Names and Numbers of Righteous Among the Nations - per Country & Ethnic Origin, as of January 1, 2016
The numbers of Righteous are not necessarily an indication of the actual number of rescuers in each country, but reflect the cases that were made available to Yad Vashem.
* The Danish Underground requested that all its members who participated in the rescue of the Jewish community not be listed individually, but commemorated as one group.
The question is often asked what can be learned from the numbers of Righteous and from the proportions between different nations about attitudes and the scope of rescue in the respective countries.
It needs to be noted that the numbers of Righteous recognized do not reflect the full extent of help given by non-Jews to Jews during the Holocaust; they are rather based on the material and documentation that was made available to Yad Vashem. Most Righteous were recognized following requests made by the rescued Jews. Sometimes survivors could not overcome the difficulty of grappling with the painful past and didn’t come forward; others weren’t aware of the program or couldn’t apply, especially people who lived behind the Iron Curtain during the years of Communist regime in Eastern Europe; other survivors died before they could make the request. An additional factor is that most cases that are recognized represent successful attempts; the Jews survived and came forward to tell Yad Vashem about them.

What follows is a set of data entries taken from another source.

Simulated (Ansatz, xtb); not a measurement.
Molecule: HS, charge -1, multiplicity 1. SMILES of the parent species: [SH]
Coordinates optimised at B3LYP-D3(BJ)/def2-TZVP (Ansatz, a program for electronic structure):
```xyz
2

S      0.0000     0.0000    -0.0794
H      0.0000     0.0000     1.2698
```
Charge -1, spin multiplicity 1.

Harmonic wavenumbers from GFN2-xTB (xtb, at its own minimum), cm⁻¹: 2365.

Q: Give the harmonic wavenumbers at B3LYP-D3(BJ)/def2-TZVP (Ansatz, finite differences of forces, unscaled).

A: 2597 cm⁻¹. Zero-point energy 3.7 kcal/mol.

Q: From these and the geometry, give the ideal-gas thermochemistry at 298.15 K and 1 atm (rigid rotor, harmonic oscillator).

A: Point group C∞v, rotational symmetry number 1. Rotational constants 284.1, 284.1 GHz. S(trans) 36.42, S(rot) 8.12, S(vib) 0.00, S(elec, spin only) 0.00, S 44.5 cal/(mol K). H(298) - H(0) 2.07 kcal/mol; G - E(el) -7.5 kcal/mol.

For example: Researchers estimate that 5000-7,000 Jews went underground in Berlin. They are the so-called U-Boote (submarines), who made the difficult choice to enter an illegal existence rather than be deported. Only a quarter of them – around 1200-1500 Jews – survived. It is unknown how many were killed in the bombing of Berlin, but all the others were caught and deported. For lack of information and evidence, not all the Germans who risked their lives to help these Jews were honored.
Before drawing any statistical conclusions about the proportions between different countries, one should bear in mind that although the Holocaust was a global and total attempt to annihilate the Jews all over occupied Europe, there were important differences between countries – differences in the number of Jews, the implementation of the Final Solution, the type of German or other administration, the historical backdrop, the makeup of the Jewish community, Germany’s attitude to the local population and the extent of danger to those who helped Jews, and a multitude of other factors that influenced the disposition and attitudes of local populations and the feasibility of rescue.